“The overall convention marketplace is declining in a manner that suggests that a recovery or turnaround is unlikely to yield much increased business for any given community, contrary to repeated industry projections. This decline is exacerbated by advances in communications technology. Nonetheless, localities, sometimes with state assistance, have continued a type of arms race with competing cities to host these events, investing massive amounts of capital in new convention center construction and expansion of existing facilities.”
— “Space Available: The Realities of Convention Centers as Economic Development Strategy,”
The Brookings Institute, 2005.
A Convention Center to debunk the convention wisdom of Convention Centers. WaPo’s Steven Pearlstein wrote in 2014: “Using the standard CIC playbook, proponents commissioned a consultants’ report predicting that the new center would generate thousands of additional jobs and hundreds of millions of dollars a year in economic benefits, with the entire cost passed on to out-of-towners through a 4.5 percent add-on to the existing hotel tax and a 1 percent add-on to the restaurant and car rental tax. In other words, for Washingtonians, a proverbial free lunch.
“As things turned out, rather than the 750,000 room nights a year that the consultants projected, the number has averaged about 500,000. As the accompanying chart indicates, the peak came in 2005 — at 590,000 — and then only because Hurricane Katrina forced groups to move their gatherings out of New Orleans. At the trough of the recent recession, the number fell to about 300,000.
“Washington’s experience was hardly unique, as Heywood Sanders, a professor at the University of Texas at San Antonio lays out in a new book, Convention Center Follies. U.S. cities invested tens of billions of dollars, expanding convention center capacity by 30 percent since 2000, while the demand for the space has barely budged.”
Dallas Magazine’s feature story from 2015, “The Convention Center That Ate Dallas: What if we put more money directly into the arts instead?” is a must-read for anyone wanting to know the ills of the Convention industry. From the article:
“Late last year, after Philip Jones, the DCVB’s president, tossed out a plan to have taxpayers pay for a $300 million addition to the convention center, I took a look into the finances and found that it lost $37 million per year before debt service and $54 million after interest expense — amounts that were virtually identical to its losses prior to the opening of the half-billion-dollar city-owned Omni Convention Center Hotel in 2010 (one of the primary justifications for building the hotel was that it would drive more business to the convention center and stop its losses).”

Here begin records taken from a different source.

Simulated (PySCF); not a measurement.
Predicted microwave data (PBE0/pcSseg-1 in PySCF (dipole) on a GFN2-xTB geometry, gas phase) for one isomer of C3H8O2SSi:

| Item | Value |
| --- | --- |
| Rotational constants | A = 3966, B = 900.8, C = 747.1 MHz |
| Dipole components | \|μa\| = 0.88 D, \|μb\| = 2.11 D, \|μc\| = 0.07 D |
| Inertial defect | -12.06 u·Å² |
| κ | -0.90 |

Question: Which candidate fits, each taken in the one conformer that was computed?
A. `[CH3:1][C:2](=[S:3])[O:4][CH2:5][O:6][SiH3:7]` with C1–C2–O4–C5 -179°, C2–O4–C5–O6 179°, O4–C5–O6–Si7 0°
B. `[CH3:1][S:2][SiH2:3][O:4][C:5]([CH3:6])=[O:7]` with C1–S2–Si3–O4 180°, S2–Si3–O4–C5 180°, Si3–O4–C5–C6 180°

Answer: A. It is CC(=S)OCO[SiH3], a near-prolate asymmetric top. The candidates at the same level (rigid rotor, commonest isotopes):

Throughout his piece, journalist Wylie H Dallas discloses how falsely Convention Center projects project their ROIs: “…didn’t [Philip Jones, the DCVB’s president] tell the Economic Development Committee on August 17 that the number was $662 million? And isn’t $662 million less than $700 million? Which number is correct, the number in the city’s financial report or the number in the city council briefing?”
In the words of the San Diego Reader, “There are two particularly noisome kinds of welfare for the superrich: subsidization of pro sports facilities and subsidization of hotels. Leave it to San Diego to combine the two so taxpayers may have to cast only one vote in November to bestow big bucks on both kinds of billionaires.”
Because the truth about convention center finances is often hidden, you may not know about the hotel/convention center taxpayer fleece job. First, the construction of large hotels is often subsidized — say 15 percent of the cost.
Then, year after year, convention centers are huge drains on local governments. Heywood Sanders, who accurately predicted the vast overbuilding of American centers back in 2005 for the Brookings Institution and in 2014 wrote an exhaustive book on the topic, Convention Center Follies, says, “Only a tiny handful of convention centers in the U.S. actually make an operating profit” — that is, bring in enough income to cover expenses. Fewer than 5 percent of U.S. centers have income topping expenses.
As with many Convention Centers, the one Seattle bought came with many promises for the community, including funding for the arts and public housing. However, as the costs for that project, now well over $1.6 billion, the project has taken unexpected tolls on the Seattle community, as the Urbanist reported:
“The WSCC has been pushing for the tax increase since at least the 2016-2017 legislative session, after the project budget was increased from $1.4 billion to $1.6 billion. Another project budget increase of $100 million came earlier this year, and much of that latest increase was tied to the agreement with the Community Package Coalition, which would provide lump sum payments to community groups for projects such as Freeway Park improvements, a study to lid I-5, and payments for affordable housing (the largest piece of the package)…
[But while] those staying in a hotel or motel after losing permanent housing are not counted in most statistics related to homelessness, King County’s 2017 Count Us In survey identified 5% of respondents previously lived in hotels or motels immediately prior to experiencing homelessness. Additionally, according to data collected by the Washington State Office of the Superintendant of Public Instruction (OSPI), over 500 homeless students in King County school districts relied on shelter in hotels or motels at some point during the year, due to lack of alternate housing. These small, older motels, which are not always the best housing option available, often serve as a last resort before living on the street. The increased tax base hits a portion of the population that doesn’t neatly fall into the ‘out of town’ revenue sources that the lodging tax is supposed to tap.”